Another Amish business map to share – this one from the sizeable settlement in Buchanan County, Iowa (Hazleton). The area promotes the local “Amish Boulevard” – a stretch of county road running through the heart of the community (it’s W13 on the map below).

Map images:

On this map you’ll find nearly 50 Amish businesses. You can see the area’s grid roads are really dotted with shops and the like. It looks like a nice compact area where you could easily get around to many places in an afternoon.

The Amish businesses include greenhouses, furniture, bakeries and more. View the large version here, and the listing of Amish businesses.

The Buchanan County Amish

The Buchanan County Amish are considered one of the plainer groups. Suzanne Woods Fisher described what she found there in a 2014 guest post:

They use very limited technology: no pneumatic tools, no tractors (permitted with steel wheels in Kalona), no chainsaws. And as I discovered, there was no running water in the homes. They use a hand pump to get water from a well and bring what’s needed into the house. No flush toilets, no bath tubs.

Bicycles aren’t permitted here as they are in most of Ohio and Indiana, nor were there any Lancaster-style scooters. Even a woman’s prayer covering seemed more modest than most. It’s made of a thin organza, like the Lancaster Amish, but this covering goes nearly to a woman’s hairline—two fingers distance—and covers her ears.

The community is eight church districts in size, and over a century old, founded in 1914. This is the settlement where conflict over schooling of Amish children eventually led to the Wisconsin v. Yoder Supreme Court decision.

Interestingly, the settlement today has an unusual arrangement with their schools, as Suzanne explained:

Most intriguing are the public one-room schoolhouses that sit on the main road. They’re a compromise from the state of Iowa for the Amish, as long as each town permits it (Oelwein refuses). The state runs and funds the private schoolhouses for the Amish, on the condition that a certified teacher is employed.
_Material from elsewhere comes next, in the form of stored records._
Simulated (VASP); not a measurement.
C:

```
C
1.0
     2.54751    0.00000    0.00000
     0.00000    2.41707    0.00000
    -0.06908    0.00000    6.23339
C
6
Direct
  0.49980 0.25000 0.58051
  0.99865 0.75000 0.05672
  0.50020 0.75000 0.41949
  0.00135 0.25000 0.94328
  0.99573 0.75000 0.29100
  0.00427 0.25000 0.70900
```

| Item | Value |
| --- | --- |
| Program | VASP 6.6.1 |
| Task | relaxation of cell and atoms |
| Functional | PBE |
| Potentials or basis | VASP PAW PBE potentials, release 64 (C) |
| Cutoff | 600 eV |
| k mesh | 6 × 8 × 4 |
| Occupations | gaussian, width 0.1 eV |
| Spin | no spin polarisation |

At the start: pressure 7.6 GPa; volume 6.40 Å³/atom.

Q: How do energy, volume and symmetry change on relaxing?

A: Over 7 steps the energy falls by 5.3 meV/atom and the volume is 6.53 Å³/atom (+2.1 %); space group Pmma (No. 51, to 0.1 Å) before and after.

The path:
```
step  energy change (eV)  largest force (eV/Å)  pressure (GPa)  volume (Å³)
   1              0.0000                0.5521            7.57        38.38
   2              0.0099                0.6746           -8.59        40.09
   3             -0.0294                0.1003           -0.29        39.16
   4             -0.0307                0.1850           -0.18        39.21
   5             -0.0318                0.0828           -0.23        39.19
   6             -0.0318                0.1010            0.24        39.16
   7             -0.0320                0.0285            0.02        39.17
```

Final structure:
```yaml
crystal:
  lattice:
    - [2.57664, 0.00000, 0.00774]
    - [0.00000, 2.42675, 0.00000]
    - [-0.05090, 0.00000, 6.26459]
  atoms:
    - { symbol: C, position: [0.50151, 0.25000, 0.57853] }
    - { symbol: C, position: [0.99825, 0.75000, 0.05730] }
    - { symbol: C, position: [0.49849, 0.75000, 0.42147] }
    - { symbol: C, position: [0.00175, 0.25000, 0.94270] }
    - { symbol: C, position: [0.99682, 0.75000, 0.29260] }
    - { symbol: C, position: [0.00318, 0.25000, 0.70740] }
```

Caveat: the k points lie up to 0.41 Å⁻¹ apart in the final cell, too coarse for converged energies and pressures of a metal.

In a local library, I met with some retired teachers and heard charming stories about their role as teachers to the Amish. Each one expressed a great satisfaction in their work (no discipline problems, they said. Not one!). I noticed that these women had a great respect for the Amish, but they didn’t romanticize or glamorize them. “There were many times when the boys fell asleep on their desks,” one teacher said. “They’d been up early and had been working so hard.” A grin creased her face. “And I just let them sleep.”

She also told me that quite a few teachers apply eagerly for the one-room schoolhouse job…until they hear about the outhouse. With bitter Iowa winters in mind, they promptly withdraw from the interview process. (I’m not sure I blame them!)

In a twist on safety, the Amish here hang their SMV triangles on the left side of the buggy, and up a bit higher than the norm. My thought is that this might be somewhat disorienting for a person accustomed to the standard central placement of the triangle. Just something to be aware of if you go.